# Can one generate a signal with an asymmetric power spectral density?

My question is as follows. I know that classically speaking, if you have some time varying signal $X(t)$ its power spectral density $S_X(f)$ will be symmetric around $f=0$ as the signal is real. This is why your spectrum analyzer only shows the positive part, the negative part is redundant.

But if one has a complex signal (such as often encountered in quantum mechanics) the PSD can be asymmetric around 0. This for example leads to the asymmetry between absorption and emission in atoms: atoms have spontaneous emission (emission in the absence of photons in the environment) but not spontaneous absorption.

What I am interested in is if there is a way to physically make such a complex signal with asymmetric PSD. Maybe this can be done by using two channels that output the signal with some phase difference? I've tried looking for some source material on this but I have not been successful.

@user129412, there are many ways to generate both continuous signals and discrete sequence having asymmetric PSDs. One way, for discrete sequences, is shown in the following diagram.
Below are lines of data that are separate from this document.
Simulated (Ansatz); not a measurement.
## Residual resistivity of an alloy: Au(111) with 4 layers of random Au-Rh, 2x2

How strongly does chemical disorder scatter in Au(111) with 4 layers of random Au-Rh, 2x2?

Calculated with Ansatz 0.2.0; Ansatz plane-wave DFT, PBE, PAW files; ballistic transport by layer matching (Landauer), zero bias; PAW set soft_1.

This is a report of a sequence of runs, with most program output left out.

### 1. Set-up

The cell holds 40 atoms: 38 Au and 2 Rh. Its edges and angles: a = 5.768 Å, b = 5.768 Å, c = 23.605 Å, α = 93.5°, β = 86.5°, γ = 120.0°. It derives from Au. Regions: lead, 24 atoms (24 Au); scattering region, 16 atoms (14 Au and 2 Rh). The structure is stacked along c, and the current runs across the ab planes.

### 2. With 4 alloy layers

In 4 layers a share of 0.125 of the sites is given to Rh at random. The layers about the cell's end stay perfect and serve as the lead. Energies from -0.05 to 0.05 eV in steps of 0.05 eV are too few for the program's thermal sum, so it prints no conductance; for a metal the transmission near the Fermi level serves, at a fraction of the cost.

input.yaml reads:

$x_r(n)$ is a narrow bandpass signal having spectral energy in the vicinity of $±f_c$ Hz. The complex-valued $x_c(n)$ output sequence is your desired asymmetrical sequence having spectral energy only in the vicinity of $+f_c$ Hz. (If your Hilbert transformer has M taps, where M is odd, then the upper path delay must be (M-1)/2 samples to achieve time synchronization between the two signal paths.) If you desire sequences whose asymmetrical spectra are centered at zero Hz, many ways to obtain such sequences can be found at:

https://www.dsprelated.com/showarticle/153.php

You are right that you need two signal paths: a complex signal is in fact two (real-valued) signals, combined as the real and imaginary parts of a complex-valued signal:

$$z(t)=x(t)+j\cdot y(t)\tag{1}$$

where $x(t)$ and $y(t)$ are real-valued.

Assuming that $x(t)$ and $y(t)$ are jointly wide-sense stationary (WSS) random processes, it can be shown that the the PSD $S_{zz}(\omega)$ of $z(t)$ is given by

$$S_{zz}(\omega)=S_{xx}(\omega)+S_{yy}(\omega)-2\,\text{Im}\{S_{xy}(\omega)\}\tag{2}$$

where $S_{xx}(\omega)$ and $S_{yy}(\omega)$ are the PSDs of $x(t)$ and $y(t)$, respectively, and $S_{xy}(\omega)$ is the cross-power spectral density of $x(t)$ and $y(t)$. Note that in $(2)$, $S_{xx}(\omega)$ and $S_{yy}(\omega)$ are even functions, but $\text{Im}\{S_{xy}(\omega)\}$ is odd, so $S_{zz}(\omega)$ is generally asymmetric.